Credit Card Reward Programs: The Great Devaluation


If you hold a premium credit card in India, you’ve probably noticed your reward points don’t stretch as far as they used to. What’s happening isn’t your imagination. Banks are systematically devaluing reward programs, and it’s accelerating.

The value of a reward point has dropped roughly 20-30% across major issuers over the past two years. Cards that offered 4-5% effective return on spending now deliver 2-3%. Redemption options have narrowed, blackout dates have expanded, and minimum redemption thresholds have increased.

The Economics Behind Rewards

Credit card rewards are funded by interchange fees that merchants pay when customers swipe cards. In India, interchange fees are capped much lower than markets like the US. For a ₹1,000 transaction, the issuing bank might collect ₹15-25 in interchange, from which they need to cover rewards, fraud losses, technology costs, and customer service while still making a profit.

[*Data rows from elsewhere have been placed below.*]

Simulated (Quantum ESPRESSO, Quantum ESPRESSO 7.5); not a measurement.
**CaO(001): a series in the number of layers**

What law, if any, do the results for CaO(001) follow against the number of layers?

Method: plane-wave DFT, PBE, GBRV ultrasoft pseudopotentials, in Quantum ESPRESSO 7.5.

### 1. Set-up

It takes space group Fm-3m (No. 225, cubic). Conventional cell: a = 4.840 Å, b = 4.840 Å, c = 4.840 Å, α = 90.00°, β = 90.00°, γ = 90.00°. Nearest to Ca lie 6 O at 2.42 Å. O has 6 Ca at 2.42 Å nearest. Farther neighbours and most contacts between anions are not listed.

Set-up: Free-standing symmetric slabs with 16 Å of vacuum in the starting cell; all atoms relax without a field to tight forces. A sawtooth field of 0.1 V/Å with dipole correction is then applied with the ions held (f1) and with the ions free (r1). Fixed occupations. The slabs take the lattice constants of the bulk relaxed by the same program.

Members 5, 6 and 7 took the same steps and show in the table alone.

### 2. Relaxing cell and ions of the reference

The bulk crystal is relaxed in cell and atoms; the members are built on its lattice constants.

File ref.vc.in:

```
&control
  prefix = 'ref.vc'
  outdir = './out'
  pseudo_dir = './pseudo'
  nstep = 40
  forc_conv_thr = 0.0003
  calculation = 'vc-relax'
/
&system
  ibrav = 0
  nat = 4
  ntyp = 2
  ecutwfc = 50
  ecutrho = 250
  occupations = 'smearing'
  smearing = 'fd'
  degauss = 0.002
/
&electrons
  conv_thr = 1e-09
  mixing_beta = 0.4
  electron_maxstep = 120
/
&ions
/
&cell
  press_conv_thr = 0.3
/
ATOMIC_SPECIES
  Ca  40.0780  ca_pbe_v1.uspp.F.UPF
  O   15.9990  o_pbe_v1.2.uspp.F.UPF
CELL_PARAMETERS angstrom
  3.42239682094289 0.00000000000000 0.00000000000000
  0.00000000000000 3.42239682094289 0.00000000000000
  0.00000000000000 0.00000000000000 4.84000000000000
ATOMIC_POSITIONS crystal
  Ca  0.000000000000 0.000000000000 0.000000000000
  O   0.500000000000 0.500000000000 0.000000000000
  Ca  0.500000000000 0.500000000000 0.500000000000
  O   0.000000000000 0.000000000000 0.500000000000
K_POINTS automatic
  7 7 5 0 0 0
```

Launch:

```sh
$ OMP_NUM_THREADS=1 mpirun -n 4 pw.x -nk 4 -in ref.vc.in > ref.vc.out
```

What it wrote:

Premium cards with generous rewards programs rely on customers carrying balances and paying interest to make economics work. But Indian credit card users behave differently than expected. Over 60% of premium cardholders pay full balances every month, generating no interest income. These “transactors” cost banks money when reward values exceed the economics of interchange fees.

Banks built reward programs assuming certain default rates, certain percentage of customers paying interest, and certain level of merchant fees. Those assumptions aren’t playing out as projected.

The Slow Devaluation Playbook

Banks don’t announce “We’re cutting your rewards by 30%.” Instead, devaluation happens through a series of smaller changes that individually seem minor but collectively reduce value significantly.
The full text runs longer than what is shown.